The number of concerned parents gradually grew as concerns expanded from the coach’s abuse of his charges to issues of district mismanagement, instability, malfeasance, finance, and, not least, substandard delivery of educational excellence.

Two key developments occurred over the summer. Two of the more active and involved parents — Bobby Jordan and Frank Barber — had applied in April for a vacancy on the school board. The board majority selected Barber, who declined, and ultimately Jordan was awarded the seat.

The first key development was Barber’s subsequent decision to run for a full term. His victory, coupled with Jordan’s election earlier this month to serve the balance of the term to which he was appointed, very likely signals a new day at district headquarters. It is likely that those two will team with the senior board member, Linda Pliodzinskas, to form a new majority that will focus on stabilizing the district, eliminating personality-driven private agendas, and advancing educational goals.

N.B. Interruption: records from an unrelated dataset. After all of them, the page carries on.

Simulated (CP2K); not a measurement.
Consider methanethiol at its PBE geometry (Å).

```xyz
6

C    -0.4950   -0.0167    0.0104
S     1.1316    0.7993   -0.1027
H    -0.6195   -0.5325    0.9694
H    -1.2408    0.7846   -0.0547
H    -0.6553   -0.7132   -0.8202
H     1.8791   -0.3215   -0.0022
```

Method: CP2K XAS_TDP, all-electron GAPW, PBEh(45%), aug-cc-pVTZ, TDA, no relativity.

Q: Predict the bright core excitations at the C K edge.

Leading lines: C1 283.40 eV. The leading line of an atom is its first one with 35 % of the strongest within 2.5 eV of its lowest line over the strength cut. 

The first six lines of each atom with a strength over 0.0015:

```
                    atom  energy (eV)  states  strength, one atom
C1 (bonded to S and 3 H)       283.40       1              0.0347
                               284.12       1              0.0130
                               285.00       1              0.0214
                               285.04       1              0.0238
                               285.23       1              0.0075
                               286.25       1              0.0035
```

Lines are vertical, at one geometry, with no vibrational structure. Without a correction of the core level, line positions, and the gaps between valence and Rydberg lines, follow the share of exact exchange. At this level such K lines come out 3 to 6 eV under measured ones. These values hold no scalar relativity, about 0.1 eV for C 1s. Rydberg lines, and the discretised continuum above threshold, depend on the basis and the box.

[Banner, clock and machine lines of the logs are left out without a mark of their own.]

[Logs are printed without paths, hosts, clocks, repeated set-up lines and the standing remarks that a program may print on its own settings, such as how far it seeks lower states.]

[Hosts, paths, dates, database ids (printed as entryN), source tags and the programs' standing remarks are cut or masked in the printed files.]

The second key development was the formation of PARENTS 4 KIDS as an advocacy group for children and education. P4K has met several times over the summer and fall. On Monday, in advance of last night’s regularly scheduled board meeting, the group delivered a letter to the president of the school board and the interim superintendent. A copy of the letter was obtained by The Real Deal has obtained a copy of the letter, which runs to three pages of single-spaced copy.

Styled as an open letter to “Parents, School Board Members, Administration, Teachers, and Community”, its stated objective is to “raise awareness among parents and in the Richmond Heights Community as to the grave conditions which have drastically impacted our children’s education.” A request is made for a town hall meeting or community forum with the board “for the purpose of dialogue and interaction pertaining to strategies to both address and overcome every obstacle that has been a hindrance to success for our children.” P4K wants this meeting to occur by December 10 and hopes “to establish mutual purpose, mutual goals, and mutual solutions.”

The letter expresses P4K concerns in three broad categories: Diversity Tolerance, Academics, and Finance. Under Diversity Tolerance, parents express anxiety over the current investigation by the US Dept. of Education, Office of Civil Rights, which is widely expected to find the district and various parties guilty of discrimination, negligence, and retaliatory conduct. P4K also seeks an update on the Community Building Project initiated by Linda T. Hardwick before her suspension. And, the parents also want answers about the removal of at least eight individuals “who have been non-renewed, forced to leave, fired, or downsized on what appears to be the basis of race or retaliation and even gender in the past three years.”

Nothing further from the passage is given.